David points me to this news article by Dennis Cauchon, which begins:
Democratic members of the House of Representatives now represent most of the nation’s wealthiest people, a sharp turnaround from the long-standing dominance that Republicans have held over affluent districts.
David pointed out a couple things. First, Cauchon writes:
The Democrats’ new coalition of extremes could cause friction on issues such as health care and tax policy because of Democratic proposals to raise taxes on affluent households.

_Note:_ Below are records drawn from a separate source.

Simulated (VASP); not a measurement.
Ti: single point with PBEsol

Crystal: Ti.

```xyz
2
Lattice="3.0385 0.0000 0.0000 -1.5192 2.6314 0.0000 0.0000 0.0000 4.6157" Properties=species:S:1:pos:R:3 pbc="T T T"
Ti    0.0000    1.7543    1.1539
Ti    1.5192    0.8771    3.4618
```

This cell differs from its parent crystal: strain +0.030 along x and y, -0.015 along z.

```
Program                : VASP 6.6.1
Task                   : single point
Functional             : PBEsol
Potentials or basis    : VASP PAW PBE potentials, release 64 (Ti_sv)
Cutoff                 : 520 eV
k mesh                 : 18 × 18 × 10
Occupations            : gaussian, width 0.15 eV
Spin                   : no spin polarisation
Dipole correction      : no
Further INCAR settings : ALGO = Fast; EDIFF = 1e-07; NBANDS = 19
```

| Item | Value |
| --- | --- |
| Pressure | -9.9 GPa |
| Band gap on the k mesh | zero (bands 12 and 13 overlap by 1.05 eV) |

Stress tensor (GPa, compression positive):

This is true, and it’s a point we discussed in detail in chapter 9 of Red State, Blue State. (See in particular the graph with Reverseworld, Statesworld, Votesworld, and the Real World.)
Later, Cauchon writes:
Wasserman says Republicans have tended to appeal to affluent voters since the Roosevelt era in the 1930s and 1940s but recently have appealed more to Southern and rural voters, who often have lower incomes.
No, richer voters have been about 10-20 percentage points more Republican (compared to poorer voters) for decades, except for a brief period in the 1950s and early 1960s when the gap narrowed. Patterns of rich and poor counties are not the same as patterns of rich and poor voters.
Finally, as we discuss in chapter 5 of Red State, Blue State, the patterns of voting among rich and poor counties are different in different regions of the country. Again, we refer you to the book for details.